Saturday, November 24, 2012
New York Times DealBook: Why a Tax Crackdown Is Not Needed on Mortgage-Backed Securities, by Victor Fleischer (Colorado):
Capitol Hill is poking around for tax revenue. One sleeping dog to let lie is the tax treatment of real estate mortgage investment conduits, or Remics.
These are the tax plumbing that allows the modern mortgage market to function. Most residential mortgages in the United States are securitized. This means that, as a method of financing the mortgages they originate, banks bundle together mortgages and sell them to a trust. The trust then issues securities to investors. The securities are backed by the mortgages held by the trust. The Remic rules allow the trust to be treated as a pass-through entity for tax purposes, avoiding the corporate tax in the same way that a mutual fund, pension fund or other investment conduit avoids an extra level of tax.
That is the theory. The collapse of the mortgage-backed securities market a few years ago exposed systematic failures in the transfer of title from the originator of the mortgages to the trusts. ...
Two professors at Brooklyn Law School, Bradley T. Borden and David J. Reiss, have argued that many purported Remics may not in fact qualify as such [Wall Street Rules Applied to REMIC Classification]. In many cases, they explain, mortgage originators failed to legally transfer mortgages into the trust. Instead, they argue, the failed Remics were probably taxable mortgage pools or perhaps publicly traded partnerships. This means that Remic investors would be subject to additional taxes and penalties.
The IRS began a review of the tax status of Remics last year, but it is unclear whether additional enforcement action is forthcoming. Mr. Borden and Mr. Reiss attribute this apparent nonenforcement to the so-called Wall Street Rule, part of the lore among tax lawyers that holds that after X million dollars of securities have been issued (and no one knows exactly what X is) and enough tax lawyers take the same position, the IRS will not intervene and blow up the deals.
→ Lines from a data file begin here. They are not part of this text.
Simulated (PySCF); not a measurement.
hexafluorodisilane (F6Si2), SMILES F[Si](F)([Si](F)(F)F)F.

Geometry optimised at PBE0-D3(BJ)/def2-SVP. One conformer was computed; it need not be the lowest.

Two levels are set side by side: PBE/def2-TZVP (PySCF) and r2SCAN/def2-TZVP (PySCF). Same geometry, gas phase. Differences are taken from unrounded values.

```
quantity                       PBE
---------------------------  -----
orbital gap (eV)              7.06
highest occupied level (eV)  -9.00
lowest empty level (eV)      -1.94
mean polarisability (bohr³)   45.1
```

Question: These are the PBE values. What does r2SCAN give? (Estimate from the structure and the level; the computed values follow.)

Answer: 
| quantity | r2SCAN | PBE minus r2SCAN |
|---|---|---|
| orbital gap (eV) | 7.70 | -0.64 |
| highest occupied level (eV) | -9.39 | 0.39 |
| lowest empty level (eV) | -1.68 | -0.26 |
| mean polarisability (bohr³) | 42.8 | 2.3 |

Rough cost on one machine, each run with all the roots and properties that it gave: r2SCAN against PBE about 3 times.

What should the IRS do? Tax liability would probably fall on investors, who might then turn around and sue the mortgage originators, servicers, law firms and other intermediaries, further gumming up the market for mortgage-backed securities.
The Wall Street Rule is objectionable from a tax policy perspective when aggressive tax lawyers sanction a deal structure that contravenes the rules, or one that resides in a gray area but is contrary to what Congress intended.
I do not think that is the case here. The Remic rules are designed to prevent operating companies from avoiding the corporate tax. Banks and other financial institutions that originate mortgages should pay the corporate tax. Passive conduits should not. The lawyers failed here because they relied too quickly on a client’s representations about the status of mortgages in the trust, not because they were overly aggressive in their interpretation of the Internal Revenue Code.
Instead of going after old, failed Remics, additional IRS resources would be better put to use in policing the rules going forward for all types of securitization vehicles.